Gooch had jarred a 33-foot birdie putt at 15 and a 14-footer at 16 to reach eight-under, then got up and down for par from a greenside bunker at the par-three 17th.

But he missed a five and a half foot par putt at 18, his fourth bogey of the day dropping him into a share of the lead.

Amid the swings and struggles of the day, overnight pacesetter Viktor Hovland had led by as many as four strokes, shaking off a bogey-bogey start with an eagle at the sixth, where he holed out from a greenside bunker.

The world No4 from Norway curled in a 10-foot birdie at the eighth, but he was four-over on the back nine in a three-over par round capped by back-to-back bogeys that robbed of even a share of the lead.

At six-under 210, Hovland was one stroke in front of Scottie Scheffler, who matched the best round of the day with a four-under-par 68 for 211.

Although the Florida weather looked delightful, with warm temperatures and sunny skies, Scheffler said the wind and putting surfaces combined for a stiff challenge.

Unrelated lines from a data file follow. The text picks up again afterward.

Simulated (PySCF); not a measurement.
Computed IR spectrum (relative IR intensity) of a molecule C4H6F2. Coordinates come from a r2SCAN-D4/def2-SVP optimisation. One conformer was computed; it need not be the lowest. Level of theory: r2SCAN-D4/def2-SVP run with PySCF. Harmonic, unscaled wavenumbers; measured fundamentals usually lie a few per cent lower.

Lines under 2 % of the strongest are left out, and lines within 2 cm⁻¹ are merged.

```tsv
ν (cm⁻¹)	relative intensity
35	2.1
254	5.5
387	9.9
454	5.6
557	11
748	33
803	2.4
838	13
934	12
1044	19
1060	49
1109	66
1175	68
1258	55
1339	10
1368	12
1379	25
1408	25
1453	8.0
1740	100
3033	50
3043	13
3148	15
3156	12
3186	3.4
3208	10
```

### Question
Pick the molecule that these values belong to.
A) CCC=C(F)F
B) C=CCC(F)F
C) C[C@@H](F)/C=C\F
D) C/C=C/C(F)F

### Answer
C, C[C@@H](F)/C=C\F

“The greens, it’s hard to putt on them because you don’t know if there’s going to be friction,” he said. “There’s so little grass, so sometimes there is [friction] and sometimes there isn’t. With the wind the way it is, if you’re putting even uphill putts, the wind is affecting them so much that it’s so difficult to putt the greens.”

Northern Ireland’s Rory McIlroy, who started the day two adrift and carded a four-over 76, said the crosswinds made it hard to find the fairway.

“If you don’t hit the fairway,” he said, “it’s almost impossible to hit a green.

“It’s so tough out there,” McIlroy said. “It’s so tricky. It’s just on a knife edge.”

Awesome golf

McIlroy was three-over with three bogeys in his first 11 holes before his first birdies of the day at 12 and 13. But he was out of bounds off the tee at 15 on the way to a double bogey and after a birdie at 16 he closed with two more bogeys.

“The tee shot on 15 killed me,” said McIlroy, who was tied with Graeme McDowell and Chris Kirk on 213 – only four off the lead.

Despite the difficulties – and they only promise to intensify on Sunday – Horschel was relishing a chance to claim a title on a course not far from where he grew up.

“This is awesome golf,” he said. “It’s testing and it wears you down. It rewards people who think their way through a shot and how it needs to be played to really turn out properly.”